Read on and heed their advice at your own risk!

1. The Phantom

Photo Credit: Matthew Murphy
Photo Credit: Matthew Murphy

Q: Dear Phantom,

First of all, I love your music! Big fan of Don Juan Triumphant. Second, I need your help. There is this girl at school that I really like. We’re in the school musical together – she is playing the lead and has a beautiful voice but I think she might like the male lead. How can I get her to notice me? Please help!

Sincerely,

Lovesick

A: Dear Lovesick,

Wonderful to hear you enjoyed my opera, it certainly was a labor of love. And now for your little problemv- understand my sincerity when I say that I have been there. Now, you could have an open conversation with her about how you feel, but that isn’t very exciting and not nearly dramatic enough to win her attention. A moonlit boat ride after rehearsal some evening or a particularly alluring lair may do the trick. Also, may I suggest candles? A lot of candles. Let her get to know the real you, take off the mask (or so to speak), and things might just go your way. I wish you luck in your endeavor. And remember, although they say love never dies some things just aren’t meant to be.

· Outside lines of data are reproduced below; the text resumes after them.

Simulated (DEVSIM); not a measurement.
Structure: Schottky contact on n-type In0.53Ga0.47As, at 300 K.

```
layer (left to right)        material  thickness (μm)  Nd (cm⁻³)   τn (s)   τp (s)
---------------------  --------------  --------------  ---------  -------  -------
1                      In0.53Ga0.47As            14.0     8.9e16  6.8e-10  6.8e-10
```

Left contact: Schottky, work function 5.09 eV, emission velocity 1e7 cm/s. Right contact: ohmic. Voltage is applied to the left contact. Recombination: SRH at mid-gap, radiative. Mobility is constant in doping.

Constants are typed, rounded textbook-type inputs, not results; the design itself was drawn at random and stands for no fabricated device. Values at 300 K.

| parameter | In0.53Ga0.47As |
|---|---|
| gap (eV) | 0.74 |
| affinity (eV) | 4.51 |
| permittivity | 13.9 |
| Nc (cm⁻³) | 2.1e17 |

Also, I’d love to come see your show- don’t forget to leave Box 5 open for me.

Your Angel of Music,

The Phantom

2. Miss Trunchbull

Photo Credit: Joan Marcus
Photo Credit: Joan Marcus

Q: Dear Miss Trunchbull,

I’m a little nervous to ask my question, but I couldn’t think of anyone else who could help me. You see, I’m a straight A student. I get top marks in every single subject – except for PE. That’s right – Physical Education – the “easy A” of secondary school. Every day I dread when that clock strikes 11:00 a.m. and I’m expected in PE. Give me experiments, equations – , even Papier Mâché- and I can handle it without breaking a sweat, but when I step into that gymnasium I completely freeze up. I can’t run, catch, jump, or even hammer throw. What can I do to ease my nerves and conquer PE?

Sincerely,

PE-Failure

 A: Dear PE-Failure,

I understand the severity of your plight, but quite resent your asinine assumption that Physical education should be an “easy A,” as you so inaccurately put it. It sounds to me like you need to have a little more discipline and begin to regard the subject with much more respect than you are showing at present. Physical Eduction is…an art, really. As for your inquiry about throwing the hammer, you clearly aren’t ready for such refined sport. And you won’t succeed unless you are willing to put in the sweat. Come on over to Crunchem Hall Academy and I can teach you a thing or two about that. The best advice I can give you is to stay focused, listen to your instructor, and above all, follow the rules!

English Hammer Throwing Champion 1969,

Miss Agatha Trunchbull

3. Inspector Javert

Photo Credit: Matthew Murphy
Photo Credit: Matthew Murphy

Q: Dear Inspector Javert,

I need your moral guidance. I have a friend who cheated off of me on our French midterm last week. I feel bad for knowingly allowing him to cheat, but if he didn’t pass the test his parents were not going to let him come to my party this weekend. It’s over, so why do I still feel guilty about this situation?

Sincerely,

Party to Cheating

A: Dear Party to Cheating,

First of all, its never over. Not until justice is done. Second of all, your feelings of guilt are completely justifiable in this situation. You have been, by your awareness of the crime taking place, a part of it and therefore as equally guilty as he who committed it. The only possible solution to this dilemma that I can see is for you and your miscreant “friend” is for the both of you to deliver a full confession to your superiors and face the consequences. As the saying goes, “you do the crime, you serve 19 years in prison,” or something to that effect.

Sincerely,

Inspector Javert

4. Sweeney Todd

sweeneytodd
Photo Credit: Dreamworks/ Warner Bros. Entertainment

Q: Dear Mr. Todd,

I recently returned after having been abroad for a semester. When I left, my boyfriend said that he would be waiting for me when I got home. Much to my surprise, my welcome home present was the unwelcome information that my now- former boyfriend has taken up with my also now- former best friend. I know I was gone for a long time, but surely not long enough to be forgotten? So, what should I do now? Give them my blessing and accept the situation? What other choice do I have? Please help.

Sincerely,

Gone But Also Forgotten

A: Dear Gone But Also Forgotten,

Sounds like you have been usurped by an acquaintance, a terrible position to be in, I assure you. My advice is this: do not simply accept these wrongs you’ve been done. Have your revenge! How you chose to exact it is your prerogative, but I have found revenge to be a satisfactory retaliation to grave betrayal. Or try channeling your anger into your occupation, I’ve learned that can work as well. However, if this proves to difficult for you, feel free to refer your “friend” to my barbershop on Fleet Street.

Sincerely,

Sweeney Todd

 

There you have it! Straight from some of our most beloved antagonists. See some of them in action on Broadway now!